In his third game of the season after suffering a concussion during the preseason, Brown played 6:02 split pretty evenly between the two halves. He had 3 points and two rebounds.
“They were putting Eugene Brown on him for a while,” Painter said. “They had a little bit more success there. Eventually we’re going to hopefully get the ball to him in those situations and they know that so they’ve got to get Okpara back in there. I thought Okpara did a good job. I liked what they did.”
Rotations lacking from double teams
Key’s absence was felt in Ohio State’s defensive coverages in more ways than just attempting to stop Edey. When the 7-4 center would get the ball, the Buckeyes spent more time doubling him than they have any other player this season.
That was mostly fine. It was when Edey would kick the ball back out to a teammate that Ohio State routinely got into trouble.
“The thing that happens with teams that double that don’t usually double, they’re pretty good at their double, they’re not very good at their rotation, because guys aren’t used to it,” Painter said. “Most coaches don’t like rotations, because when you get in rotations you get behind plays and people start driving the ball and you start fouling. Ohio State doesn’t double much, so when they’ve had to double, their double is pretty good but then sometimes their rotation was good and sometimes tonight there wasn’t a guy coming to the shooter.
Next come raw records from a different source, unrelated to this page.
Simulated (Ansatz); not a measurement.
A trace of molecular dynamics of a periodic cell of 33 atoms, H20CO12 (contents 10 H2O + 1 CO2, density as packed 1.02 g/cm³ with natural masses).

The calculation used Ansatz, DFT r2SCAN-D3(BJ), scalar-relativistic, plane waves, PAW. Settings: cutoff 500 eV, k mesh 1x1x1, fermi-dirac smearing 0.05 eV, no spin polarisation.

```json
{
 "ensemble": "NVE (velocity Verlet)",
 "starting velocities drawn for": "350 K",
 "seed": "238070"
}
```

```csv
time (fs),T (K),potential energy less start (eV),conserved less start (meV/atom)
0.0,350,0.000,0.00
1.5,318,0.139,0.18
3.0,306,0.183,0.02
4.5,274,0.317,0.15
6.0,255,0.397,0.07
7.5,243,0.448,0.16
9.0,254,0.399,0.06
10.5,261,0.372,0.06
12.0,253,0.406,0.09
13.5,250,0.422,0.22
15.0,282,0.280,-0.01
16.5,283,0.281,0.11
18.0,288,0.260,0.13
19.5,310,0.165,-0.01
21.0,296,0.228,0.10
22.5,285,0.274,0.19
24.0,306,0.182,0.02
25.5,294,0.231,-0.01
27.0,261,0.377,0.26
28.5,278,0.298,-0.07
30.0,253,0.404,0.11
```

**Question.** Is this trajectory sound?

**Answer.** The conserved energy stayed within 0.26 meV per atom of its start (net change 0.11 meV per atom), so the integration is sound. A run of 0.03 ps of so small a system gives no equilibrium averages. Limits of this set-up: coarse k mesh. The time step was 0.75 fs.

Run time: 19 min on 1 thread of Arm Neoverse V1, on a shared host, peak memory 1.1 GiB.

“It takes a lot of practice. We double a lot ourselves. If Zed Key would’ve stayed in the game, we would’ve doubled him the whole game because that’s what we do, but there’s times I’m concerned about it because it’s hard to rotate sometimes.”
Purdue entered the game shooting 30.5% from 3, the second-lowest mark in the Big Ten, but went 13 for 31 (41.9%) against the Buckeyes. The 13 makes are a season high and the most allowed by the Buckeyes, who had only allowed one team (San Diego State, 10) to make double-digit 3-pointers.
“We broke down a little bit,” Sueing said. “I thought we did a better job in the second half. Those plays were lacking some discipline and attention to detail in, they made us play. It was just some rotation stuff. It’s an easy fix, but we didn’t get enough good rotations at the end of the day.”
New lineup plays significant second-half minutes
Key’s injury wasn’t the only blow to Ohio State’s rotation. McNeil appeared to land on the foot of Purdue’s David Jenkins Jr. on a first-half 3-point attempt that he missed, but Thornton played 27:22 and finished with 8 points on 2 of 8 shooting and appeared to be fatigued after battling an illness during the week.
Against that backdrop, the Buckeyes went with a rare lineup down the stretch in the second half. From 8:12 until 1:14, Holtmann used a lineup of Sueing, freshman Roddy Gayle, McNeil, Sensabaugh and Okpara that had logged 11 seconds together against North Carolina and otherwise hadn’t played together this season.
“I just felt like defensively we had some good matchups and I felt like we were scoring the ball enough,” Holtmann said. “I felt like we were able to provide enough scoring and physicality and length and I thought Roddy was giving us some good things.”
Ohio State trailed 57-56 when that lineup took the court, and the game was knotted at 66 when Thornton replaced McNeil.